Vikings, Mary Kills People win at DGC Awards

Weirdos claimed the top film prize at the 16th annual edition of the awards gala.

Vikings walked away with a big haul at the 16th annual Directors Guild of Canada Award show. Helen Shaver claimed the best direction for a dramatic series prize for her work on the History television series, which also picked up a pair of trophies in the best picture editing and sound editing categories.

Meanwhile, Mary Kills People director Holly Dale picked up the top directing trophy in the MOW/miniseries category, where the show competed against the likes of Cardinal (Daniel Grou)Odd Squad: The Movie (J.J. Johnson) and Serialized (Michel Poulette)

Bruce McDonald’s direction on Weirdos (pictured), took the top directing prize in the feature film category, which also included Undercover Grandpa (Erik Canuel), Mean Dreams (Nathan Morlando), Two Lovers and a Bear (Kim Nguyen) and Awakening the Zodiac (Jonathan Wright).

Other big winners of the evening included CTV’s Cardinal, which walked away with three trophies, including hardware in the production design, picture editing and sound editing; and the Fred Peabody-directed project All Governments Lie: Truth, Deception and the Spirit of I.F. Stone, which won the Allan King Award for Excellence in Documentary as well as the best picture editing in docs trophy (for editor Jim Munro).

The 2017 DGC Discovery Award was presented to emerging filmmaker Wayne Wapeemukwa for his film Luk’Luk’I.

Getting into specific categories: Aleysa Young (Baroness Von Sketch Show) and Dean Bennett (Heartland) picked up best direction in the comedy and family categories respectively.

Elsewhere in the best picture editing categories, Ron Sanders/Sandy Pereira won the feature prize for Mean Dreams, Donald Cassidy won the TV series prize for Vikings and Teresa De Luca won the MOW/miniseries award for Cardinal.

Cardinal also claimed the best production design award in the MOW/miniseries category, with the prize going to award-winning production designer Rob Gray, who passed away in December 2016. In the other production design awards, John Dondertman won the TV prize for Orphan Black and Lisa Soper won the film prize for Awakening the Zodiac.
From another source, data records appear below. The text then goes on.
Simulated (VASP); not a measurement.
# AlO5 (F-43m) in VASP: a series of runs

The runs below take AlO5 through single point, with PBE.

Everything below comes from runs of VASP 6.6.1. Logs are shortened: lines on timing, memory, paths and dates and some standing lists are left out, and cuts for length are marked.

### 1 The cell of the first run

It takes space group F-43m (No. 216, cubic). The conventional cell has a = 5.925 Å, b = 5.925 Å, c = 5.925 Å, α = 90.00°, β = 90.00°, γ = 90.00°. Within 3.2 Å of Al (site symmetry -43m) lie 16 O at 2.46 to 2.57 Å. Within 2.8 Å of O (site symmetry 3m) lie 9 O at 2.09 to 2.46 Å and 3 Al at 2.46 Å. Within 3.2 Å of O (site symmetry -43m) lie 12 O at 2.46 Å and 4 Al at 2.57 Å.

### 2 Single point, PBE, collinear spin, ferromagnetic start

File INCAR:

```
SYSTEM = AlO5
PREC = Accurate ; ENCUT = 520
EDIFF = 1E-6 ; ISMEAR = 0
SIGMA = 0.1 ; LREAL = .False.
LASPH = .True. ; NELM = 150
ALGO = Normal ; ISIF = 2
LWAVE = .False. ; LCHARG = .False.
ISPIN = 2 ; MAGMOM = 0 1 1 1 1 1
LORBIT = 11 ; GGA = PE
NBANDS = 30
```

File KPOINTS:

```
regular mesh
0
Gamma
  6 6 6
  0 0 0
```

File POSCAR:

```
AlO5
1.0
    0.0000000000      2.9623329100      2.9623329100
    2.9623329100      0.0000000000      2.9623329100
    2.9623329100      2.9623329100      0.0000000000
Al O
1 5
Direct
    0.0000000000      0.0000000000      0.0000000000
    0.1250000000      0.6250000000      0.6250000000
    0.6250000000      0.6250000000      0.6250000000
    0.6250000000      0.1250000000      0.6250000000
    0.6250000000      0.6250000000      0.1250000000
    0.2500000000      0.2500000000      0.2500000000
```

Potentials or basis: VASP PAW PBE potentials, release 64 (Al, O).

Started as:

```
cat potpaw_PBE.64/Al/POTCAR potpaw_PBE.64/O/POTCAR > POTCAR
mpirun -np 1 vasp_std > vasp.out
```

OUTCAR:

In the sound editing awards category, the film prize went to Ratchet & Clank (Nelson Ferreira, J.R. Fountain, Dashen Naidoo, John D. Smith), the MOW/miniseries prize went to Cardinal (Claire Dobson, Nelson Ferreira, Paul Germann, David McCallum, Jane Tattersall) and the TV series prize went to Vikings (Claire Dobson, Andrew Jablonski, David McCallum, Steve Medeiros, Brennan Mercer, Dale Sheldrake, Jane Tattersall).

On the night, Don Shebib was also presented with the DGC Lifetime Achievement Award and Anne Sirois received the Don Haldane Distinguished Service Award.